First a German journalist, then a French one, asked the Prime Minister, Theresa May, the best questions after her keynote Brexit speech in London on Friday.
Kerstin Leitel from the German business daily newspaper, Handelsblatt asked Mrs May if Brexit was all worth it?
The Prime Minister answered:
“If that was an attempt to say will we think again about Brexit, the answer is no we won’t think again on Brexit.”
(Mrs May didn’t mention that she once supported Remain, but for reasons unknown had changed her mind. The country, however, won’t be allowed to).
Parliament, said Mrs May, had ‘overwhelmingly voted for this to be a decision of the British people’.
Well, no. Parliament had ‘overwhelmingly’ voted for the referendum to be advisory only, and for Parliament to make the final decision. (But so supportive of democracy is Mrs May, that she doesn’t want that to happen).
She also didn’t mention that the British people themselves didn’t ‘overwhelmingly vote’ for Brexit. The margin between Leave and Remain was wafer thin; only a minority of registered voters voted for Leave, and two of the four countries of our Union of the United Kingdom didn’t want Brexit (and still don’t want it).
Mrs May talked about wanting a Brexit arrangement that will enable the people of Britain and Europe to be prosperous in the future. But the vast majority of economists, and the government’s own Brexit assessments, forecast that Brexit of whatever flavour will make us poorer – us, more than the rest of Europe.
The French journalist, Sonia Delesalle-Stolper, from Libération newspaper, then asked whether it was time for the Prime Minister ‘to tell the truth’ to the British and to the Europeans that there would be some kind of border in Northern Ireland.

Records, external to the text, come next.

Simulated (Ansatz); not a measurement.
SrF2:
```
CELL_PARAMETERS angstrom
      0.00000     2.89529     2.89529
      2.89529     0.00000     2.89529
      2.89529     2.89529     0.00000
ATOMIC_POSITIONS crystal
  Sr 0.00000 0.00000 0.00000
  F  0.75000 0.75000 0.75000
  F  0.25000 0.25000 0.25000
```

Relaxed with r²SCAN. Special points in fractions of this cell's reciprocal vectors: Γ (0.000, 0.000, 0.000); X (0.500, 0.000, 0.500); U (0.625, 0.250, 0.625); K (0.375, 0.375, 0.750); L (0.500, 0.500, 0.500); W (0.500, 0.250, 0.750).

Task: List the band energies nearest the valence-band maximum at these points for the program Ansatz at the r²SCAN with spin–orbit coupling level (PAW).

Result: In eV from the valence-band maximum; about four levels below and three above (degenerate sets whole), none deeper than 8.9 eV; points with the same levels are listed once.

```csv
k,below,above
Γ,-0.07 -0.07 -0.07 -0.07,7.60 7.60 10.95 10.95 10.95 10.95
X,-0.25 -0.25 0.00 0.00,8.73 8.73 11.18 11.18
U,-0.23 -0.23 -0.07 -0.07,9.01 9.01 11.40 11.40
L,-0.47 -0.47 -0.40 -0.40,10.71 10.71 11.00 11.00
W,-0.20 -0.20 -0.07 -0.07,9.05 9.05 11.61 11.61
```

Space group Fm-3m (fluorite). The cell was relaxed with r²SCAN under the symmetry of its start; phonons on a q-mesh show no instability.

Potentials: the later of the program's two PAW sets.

It could be a light border or a high-tech border, but there would be a border.
Mrs May didn’t give a straight answer, even though just a minute earlier she had claimed that, “Unlike some politicians I’m actually being straight with people.”
Mrs May said that, ‘there will be no hard border in Northern Ireland’, but avoided the question of whether there would be any type of border.
For sure, the only two foreign journalists to ask questions at Theresa May’s speech today asked the best ones. At the end of her answers, Mrs May’s lectern visibly wobbled.
That’s a sign, folks. We are in for a very wobbly time ahead.